Even the relentless migration of people from the countryside to the city is occurring at a faster rate in inland areas, which house some of the country's great urban areas, as well as the farmland that feeds the world's largest population. From 2005 to 2009, the number of urban dwellers in inland China rose by more than 4 per cent compared with a 2.7 per cent increase in the east of China, according to HSBC.
A prime example: Chongqing, a sprawling municipality of 33 million people - 1 times the size of Beijing or Shanghai. Located on the Yangtze River 1450km west of Shanghai, its GDP tripled to 793 billion yuan from 2004 to 2010 while Shanghai's merely doubled. Wuhan, a city of 8.4 million also on the Yangtze River, Chengdu, capital of the western province of Sichuan, and Chongqing have attracted investors such as Ford, Intel and Pfizer.
Founded in 1951 by Mao Zedong to finance rural co-operatives, Agricultural Bank has by far the widest reach of China's big four lenders. It has more customers - 320 million - than the United States has people. And its 23,500 branches far outnumber the 16,200 outlets operated by Industrial & Commercial Bank of China (ICBC), the world's biggest bank by market value.
While Agricultural Bank's total assets of 11.46 trillion yuan are smaller than ICBC's 14.9 trillion yuan, they're close on the heels of Bank of China, with 11.48 trillion, and Construction Bank, with 11.8 trillion.
Stokes, the Australian billionaire, says he decided to invest US$250 million in Agricultural Bank shares based on his personal experience. In 2000, he acquired the franchise to sell Caterpillar earthmovers across a swathe of rural China, from the North Korean border to the windswept prairies of Inner Mongolia. Stokes says he had never been previously tempted to invest in a Chinese bank offering.

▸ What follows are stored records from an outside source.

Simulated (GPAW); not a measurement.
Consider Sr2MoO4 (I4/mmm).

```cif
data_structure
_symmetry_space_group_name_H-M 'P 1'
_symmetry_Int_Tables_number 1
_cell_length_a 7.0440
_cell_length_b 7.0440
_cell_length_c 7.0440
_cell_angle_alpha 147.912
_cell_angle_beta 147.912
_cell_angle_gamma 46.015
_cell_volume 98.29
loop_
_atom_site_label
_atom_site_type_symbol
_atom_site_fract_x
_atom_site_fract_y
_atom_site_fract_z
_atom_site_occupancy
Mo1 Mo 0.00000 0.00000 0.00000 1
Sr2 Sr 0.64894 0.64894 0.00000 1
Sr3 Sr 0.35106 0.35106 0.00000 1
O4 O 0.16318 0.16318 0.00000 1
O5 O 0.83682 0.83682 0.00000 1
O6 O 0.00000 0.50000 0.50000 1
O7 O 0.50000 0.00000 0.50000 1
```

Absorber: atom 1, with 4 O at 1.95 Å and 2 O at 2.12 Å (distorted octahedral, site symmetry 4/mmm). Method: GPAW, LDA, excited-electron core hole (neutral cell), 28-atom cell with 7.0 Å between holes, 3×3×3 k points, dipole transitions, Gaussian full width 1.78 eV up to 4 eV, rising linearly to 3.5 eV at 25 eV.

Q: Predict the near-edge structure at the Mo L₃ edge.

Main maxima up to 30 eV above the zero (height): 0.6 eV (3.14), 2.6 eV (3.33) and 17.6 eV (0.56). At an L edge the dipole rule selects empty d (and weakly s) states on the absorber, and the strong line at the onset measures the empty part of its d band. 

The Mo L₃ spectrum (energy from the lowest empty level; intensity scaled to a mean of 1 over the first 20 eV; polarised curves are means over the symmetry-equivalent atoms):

"Our focus is in the regions and Agricultural Bank is a story we understood better than most people," he says.
Even though the stock has declined since the IPO and the lock-up period has expired, Stokes plans to hold on to his shares. He says the bank's customers are similarly loyal. "Agricultural Bank's deposit base is probably the soundest of any bank in the world," he says.
One such customer is Lai Kebin, 45, who says Agricultural Bank's backing helped him lift himself out of poverty and into China's newly wealthy class. Lai has built his fortune by exploiting the lush sugar cane fields of Guangxi autonomous region, 2000km south of Beijing.
Lai was raised in the regional capital, Nanning, a city of 6.7 million, in a family so poor that they could afford only cotton shoes for him to wear to school.
He spent his first eight years in the workforce toiling at a low-level government job before the speeches of reformist leader Deng Xiaoping inspired him to set up his own sugar firm, Yong Kai Group.
Within a year, Lai got his first loan from Agricultural Bank. Back then, the Yong Kai Group was worth 3 million yuan and employed 200 workers. Today it is one of China's top 10 sugar producers. This year, Yong Kai's revenue will top 10 billion yuan and employees will total 3000.
Like many Chinese entrepreneurs, Lai has also expanded into real estate. In the process, he and other developers have transformed Nanning, until recently a city of mostly two-storey buildings, into a high-rise metropolis of office towers and condominiums. Those residential apartments include a development called Fond England, guarded by concrete soldiers with British Army bearskin hats.
Lai credits his success to China's leaders' decision to encourage rural development as well as to the Agricultural Bank financing. "The hills, water and people are still the same," Lai says. "What has changed is government policy."
Lai says he now also borrows from other banks, including ICBC, although he still favours the lender that gave him his start. "Agricultural Bank is a bank with scale and the fact that it is inclined to agriculture business makes it an easier funding source for us," he says.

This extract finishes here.